By JONATHAN POWELL | China Daily Global | Updated: 2019-10-15 10:07

Protesters read mock-up newspapers as they take part in an Extinction Rebellion demonstration at Bank, in the City of London, on Monday. [HENRY NICHOLLS/REUTERS]

The Extinction Rebellion movement on Monday switched its focus toward companies funding and profiting from the climate emergency with a day of disruption in London's financial district.

Hundreds of protesters formed roadblocks in the City of London, bringing rush-hour traffic to a standstill, and several were arrested as police continued to clear the area.

In a statement, the group said: "The day of disruption, which aims to target financial institutions, seeks to highlight the far greater disruption faced by those living in the environments systematically being destroyed by British-backed companies.

"Extinction Rebellion this morning are disrupting the system bankrolling the environmental crisis.

"The ecological damage is global, and it is hitting the global South now."

According to Extinction Rebellion, also known as XR, coal, gas and mineral extraction, intensive farming and logging are all supported by investment from the City of London.

It states an analysis by Rainforest Action Network that shows that 33 big banks provided $654 billion to 1,800 fossil fuel companies last year-equivalent to 70 percent of the total capital expenditure of the entire fossil fuel industry last year, as calculated by the International Energy Agency.

Nine of the world's top fossil fuel investors of the last three years have major headquarters in the City, according to XR. The activists say "trillions of pounds" flow through the markets to generate profits for corporations "which fund ecocide and syphon those profits into offshore accounts, where no tax is paid.

"Much of the destruction being wrought against our world can be traced back to financial institutions rooted in the City," it said.

Carolina Rosa, an XR spokesperson said: "Financial institutions cannot indefinitely flout their obligations to our planet and its people without consequence.

"The biggest US banks are particularly active, we found, including JPMorgan Chase, Wells Fargo, Citi and Bank of America."

"City banks and oil corporations are pouring billions into new fossil fuel exploration and infrastructure, despite knowing that this will destroy any remaining hope of avoiding the United Nations target of 1.5 C rise in global temperatures," Rosa said.

XR claims that the total value of loans, bonds and shares underwritten by these banks has increased every year since the 2015 Paris Agreement on Climate Change.

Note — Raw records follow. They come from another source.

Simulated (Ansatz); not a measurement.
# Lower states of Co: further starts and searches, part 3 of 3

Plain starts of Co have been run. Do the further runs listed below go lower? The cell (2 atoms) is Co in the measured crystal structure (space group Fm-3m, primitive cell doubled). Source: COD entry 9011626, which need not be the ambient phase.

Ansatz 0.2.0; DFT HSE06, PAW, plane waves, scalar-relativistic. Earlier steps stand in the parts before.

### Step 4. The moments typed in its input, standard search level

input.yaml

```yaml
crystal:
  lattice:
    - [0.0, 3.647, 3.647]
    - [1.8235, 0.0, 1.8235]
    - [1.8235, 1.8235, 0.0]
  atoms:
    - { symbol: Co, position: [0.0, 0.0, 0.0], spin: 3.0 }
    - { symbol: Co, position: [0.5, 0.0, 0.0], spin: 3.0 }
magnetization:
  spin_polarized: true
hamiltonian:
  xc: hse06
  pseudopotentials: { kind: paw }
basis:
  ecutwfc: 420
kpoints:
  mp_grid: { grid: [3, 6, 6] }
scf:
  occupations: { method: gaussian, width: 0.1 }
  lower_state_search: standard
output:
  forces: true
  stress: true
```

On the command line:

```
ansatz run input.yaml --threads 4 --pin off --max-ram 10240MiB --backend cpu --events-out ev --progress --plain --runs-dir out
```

Andrew Medhurst, a former Citytrader-turned full-time activist, told the Guardian that the financial industry needed to realize that some of the projects it was financing were "essentially leading us to destruction".

On Monday morning, London's Metropolitan Police announced there had been 1,336 arrests linked to the protests since they began.

XR describes itself as "an international movement that uses non-violent civil disobedience in an attempt to halt mass extinction and minimize the risk of social collapse".

It was launched in October 2018 when activists gathered on Parliament Square to announce a "declaration of rebellion against the UK government".

The group has planned two weeks of action in cities including Dublin, Berlin, Amsterdam and New York.